Ernest Swinton
Ernest Swinton was born in Bangalore, India in 1864. He joined the British Army and by the outbreak of the First World War had reached the rank of Lieutenant Colonel.
In August 1914 the British government established the War Office Press Bureau under F. E. Smith. The idea was this organisation would censor news and telegraphic reports from the British Army and then issue it to the press. Lord Kitchener decided to appoint Swinton to become the British Army's official journalist on the Western Front. Using the pseudonym, Eyewitness, Swinton was instructed to write articles about what was happening on the front-line. Swinton's reports were first censored at G.H.Q. in France and then personally vetted by Kitchener before being released to the press.
Swinton worked to strict guidelines. He was not allowed to mention place names or soldiers' battalions, brigades and divisions. Swinton was told that no article could be passed for publication if it indicated that he had seen what he had written about. He was also instructed to write about "what he thought was true, not what he knew to be true".
When observing early battles where machine-gunners were able to kill thousands of infantryman advancing towards enemy trenches, Swinton wrote that a "petrol tractors on the caterpillar principle and armoured with hardened steel plates" would be able to counteract the machine-gunner.
Swinton's proposal that the British Army should build what he called a tank were rejected by General Sir John French and his scientific advisers. Unwilling to accept defeat, Swinton contacted Colonel Maurice Hankey who took the idea to Winston Churchill, the navy minister. Churchill was impressed by Swinton's views and in February 1915, he set up a Landships Committee to look in more detail at the proposal to develop a new war machine.
The Landships Committee and the newly-formed Inventions Committee agreed with Swinton's proposal and drew up specifications for this new machine. This included: (1) a top speed of 4 mph on flat ground; (2) the capability of a sharp turn at top speed; (3) a reversing capability; (4) the ability to climb a 5-foot earth parapet; (6) the ability to cross a 8-foot gap; (7) a vehicle that could house ten crew, two machine guns and a 2-pound gun.
Eventually Lieutenant W. G. Wilson of the Naval Air Service and William Tritton of William Foster & Co. Ltd. of Lincoln, were given the task of producing a small landship. The first prototype landship, nicknamed Little Willie, was demonstrated to Swinton and the Landship Committee on 11th September, 1915.
After the First World War Swinton became Professor of Military History at Oxford University (1925-39). He also wrote a book, Eyewitness (1932) about his experiences in the war. Ernest Swinton died in 1951.
Primary Sources
(1) In his book Eyewitness, Ernest Swinton explained how he became the official reporter on the war.
Discontent now became so great at the unnecessary state of ignorance in which the nation was being kept that it was decided to compromise with a half-measure. War correspondents were not allowed at the front, but their place was to be taken by some appointed officer.

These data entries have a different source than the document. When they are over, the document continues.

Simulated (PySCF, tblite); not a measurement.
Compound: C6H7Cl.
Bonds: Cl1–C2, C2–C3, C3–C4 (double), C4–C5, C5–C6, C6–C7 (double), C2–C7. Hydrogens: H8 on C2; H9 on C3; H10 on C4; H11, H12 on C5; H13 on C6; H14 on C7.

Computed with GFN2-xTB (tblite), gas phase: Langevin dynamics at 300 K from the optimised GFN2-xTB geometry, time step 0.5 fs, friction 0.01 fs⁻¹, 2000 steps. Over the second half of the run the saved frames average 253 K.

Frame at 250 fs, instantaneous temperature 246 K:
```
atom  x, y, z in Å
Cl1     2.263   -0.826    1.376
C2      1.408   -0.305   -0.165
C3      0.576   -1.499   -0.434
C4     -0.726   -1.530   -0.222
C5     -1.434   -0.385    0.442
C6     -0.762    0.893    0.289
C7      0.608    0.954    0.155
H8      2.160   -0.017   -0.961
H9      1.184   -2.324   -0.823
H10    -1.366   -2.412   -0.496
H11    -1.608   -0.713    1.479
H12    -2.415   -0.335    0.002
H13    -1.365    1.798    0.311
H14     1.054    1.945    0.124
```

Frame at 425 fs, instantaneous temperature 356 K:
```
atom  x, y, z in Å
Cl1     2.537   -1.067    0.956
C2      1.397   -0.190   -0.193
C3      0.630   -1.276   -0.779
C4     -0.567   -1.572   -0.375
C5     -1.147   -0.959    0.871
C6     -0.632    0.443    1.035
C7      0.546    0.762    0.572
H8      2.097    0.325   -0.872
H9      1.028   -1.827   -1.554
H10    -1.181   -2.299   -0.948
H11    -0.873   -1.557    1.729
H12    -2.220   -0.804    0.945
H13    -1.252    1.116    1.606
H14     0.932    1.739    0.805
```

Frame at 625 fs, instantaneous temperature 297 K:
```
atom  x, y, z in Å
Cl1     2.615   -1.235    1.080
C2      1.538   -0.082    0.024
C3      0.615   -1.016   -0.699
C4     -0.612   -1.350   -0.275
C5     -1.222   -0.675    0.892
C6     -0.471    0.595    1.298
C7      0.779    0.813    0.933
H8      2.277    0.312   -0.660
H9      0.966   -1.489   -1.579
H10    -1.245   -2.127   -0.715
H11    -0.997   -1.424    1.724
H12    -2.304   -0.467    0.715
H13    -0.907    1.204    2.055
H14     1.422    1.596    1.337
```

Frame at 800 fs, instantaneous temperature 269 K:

The principle which guided me in my work was above all to avoid helping the enemy. They appeared to me even more important than the purveyance of news to our own people. For home consumption - that is for those who were carrying the burden and footing the bill - I essayed to tell as much of the truth as was compatible with safety, to guard against depression and pessimism, and to check unjustified optimism which might lead to a relaxation of effort.
(2) Ernest Swinton, official report distributed to the British press on the offensive at Neuve Chapelle (15th March, 1915)
At 7.30 a.m. on the 10th the battle began with a bombardment by large numbers of guns and howitzers. Our men in the trenches describe this fire as being the most tremendous both on point of noise and in actual effect they have ever seen or heard. The shrieking of the shells in the air, their explosions and the continuous thunder of the batteries all merged into one great volume of sound. The discharges of the guns were so rapid that they sounded like the fire of a gigantic machine-gun. During the 35 minutes it continued our men could show themselves freely and even walk about, in perfect safety.
Then the signal for the attack was given, and in less than half an hour almost the whole of the elaborate series of German trenches in and about Neuve Chapelle were in our hands. Except at one point there was hardly any resistance, for the trenches, which is places were literally blotted out, were filled with dead and dying partially buried in earth and debris, and the majority of the survivors were in no mood for further fighting.